Starting a Vegetable Garden

Planning a new vegetable garden is one thing, but actually starting one is another. Most novice gardeners plan over the winter and dig in January and February.

picture of new potatoes being dug upYou have to clear your vegetable patch before you can start anything. This involves some hard work with a fork and spade. If you are digging up a lawn then pile the turves upside down in a compost bin and wait for the grass to rot down. You will end up with a pile of soil rich in organic matter.

You will need to do quite a lot of hands and knees work, so every part of your new vegetable garden needs to be within reach of a path. Stone paths are hard on the knees, so any paths should be grass or wood chip/bark. Use grass around the outside and bark or woodchip for any paths within your vegetable area. Grow easy crops in your first year.

Growing Potatoes

The easiest are potatoes. Grow new potatoes for a taste equal to any shop bought Jersey Royals at next to no cost. You may be thinking you need mounds of earth like farmers have. Forget it, there is no need.

In mid-March just dig a hole with a trowel about 8in deep and put one seed potato in there, eye-end uppermost. Cover it up. Repeat, digging more holes 18in apart in a row. Go away and wait.

You don’t even need to weed potatoes because all he top growth stops most weeds from growing.

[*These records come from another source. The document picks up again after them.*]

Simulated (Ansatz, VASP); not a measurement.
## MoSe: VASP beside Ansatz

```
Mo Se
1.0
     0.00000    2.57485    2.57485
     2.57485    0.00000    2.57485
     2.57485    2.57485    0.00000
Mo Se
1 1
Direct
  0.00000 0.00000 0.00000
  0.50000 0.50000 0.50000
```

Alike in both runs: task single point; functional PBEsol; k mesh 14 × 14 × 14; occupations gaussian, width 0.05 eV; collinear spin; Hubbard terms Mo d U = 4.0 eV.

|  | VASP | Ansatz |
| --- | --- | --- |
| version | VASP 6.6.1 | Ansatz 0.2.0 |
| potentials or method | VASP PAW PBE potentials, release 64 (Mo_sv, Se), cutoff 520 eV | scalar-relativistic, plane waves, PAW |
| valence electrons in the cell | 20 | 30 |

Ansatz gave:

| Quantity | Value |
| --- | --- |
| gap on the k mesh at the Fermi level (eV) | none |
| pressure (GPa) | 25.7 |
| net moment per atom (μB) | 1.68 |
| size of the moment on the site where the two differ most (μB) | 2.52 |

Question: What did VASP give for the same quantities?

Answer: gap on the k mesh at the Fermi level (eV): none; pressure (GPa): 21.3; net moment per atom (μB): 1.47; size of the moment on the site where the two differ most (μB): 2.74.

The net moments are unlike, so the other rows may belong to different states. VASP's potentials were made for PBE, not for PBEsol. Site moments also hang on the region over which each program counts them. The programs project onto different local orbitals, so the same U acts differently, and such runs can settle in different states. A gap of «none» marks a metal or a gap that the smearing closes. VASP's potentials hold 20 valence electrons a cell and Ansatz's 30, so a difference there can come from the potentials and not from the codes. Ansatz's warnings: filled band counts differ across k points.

In early June you can dig up one potato plant and eat what you find. Dig up your potatoes as you need them for the best taste.

Growing Onions

Onions are nearly as easy if you plant onion sets (small immature bulbs about half an inch across). Onions do need a lot of fertiliser. Spread chicken manure pellets over your onion bed before planting. Use a large trowel or handful per square yard. Rake them in.

Make a thumb-hole and drop one onion set into it with the pointed end uppermost. Cover the set with soil, but only just. Repeat 6in away until you get to the end of the row.

Start your next row 12in away and repeat the planting process until you run out of sets. A supermarket bag of onion sets will contain at least 100 sets, enough to give you 100 onions.

You will need to weed by hand around the growing onions, though you can use a hoe between the rows.

Harvest all your onions together in early September when the tops have fallen over.

Growing Peas

Fresh garden peas are something you cannot buy. The ones in the supermarkets are at least three days old. Peas start to turn their sugar into starch immediately they are picked, so shop bought “fresh” peas are not as sweet as they should be.

Buy a bag of garden compost and fill a window trough with it. In March or April plant your peas using your thumb again, about 2in deep in your window trough. Cover them up and wait a month. Mice love peas and using a trough with an overhanging lip stops them in their tracks.

When your pea plants are about 6in high it is time to plant them in the ground. Make a trowel hole in your new vegetable patch about 4 in deep. Tease a few peas apart using your fingers to separate the roots. Drop one pea in your hole and refill the hole with soil.

Repeat 6in away until all your pea plants are in the ground. Make your rows six inches apart as well. You can start picking peas in early July. I eat most of mine straight off the plant, but if you can get them inside all they need is two minutes steaming.

Growing Leeks

When you plant your peas refill your window box trough with fresh compost. Sprinkle leek seeds onto the surface and cover with just a few handfuls of compost. Wait.

In August you can plant your leeks where your peas or potatoes were. Add more chicken manure pellets and rake them in. Make a narrow hole using a hammer handle or a dibber. Tease the leeks apart and drop one leek seedling into each hole. Water them but leave the holes without filling them up with soil.

Leeks and onions are the same family so it is best not to plant them in the same space one after the other.

Dig up your leeks as you need them from November to March. Use a garden fork and you can even have fresh leeks in the deepest frost.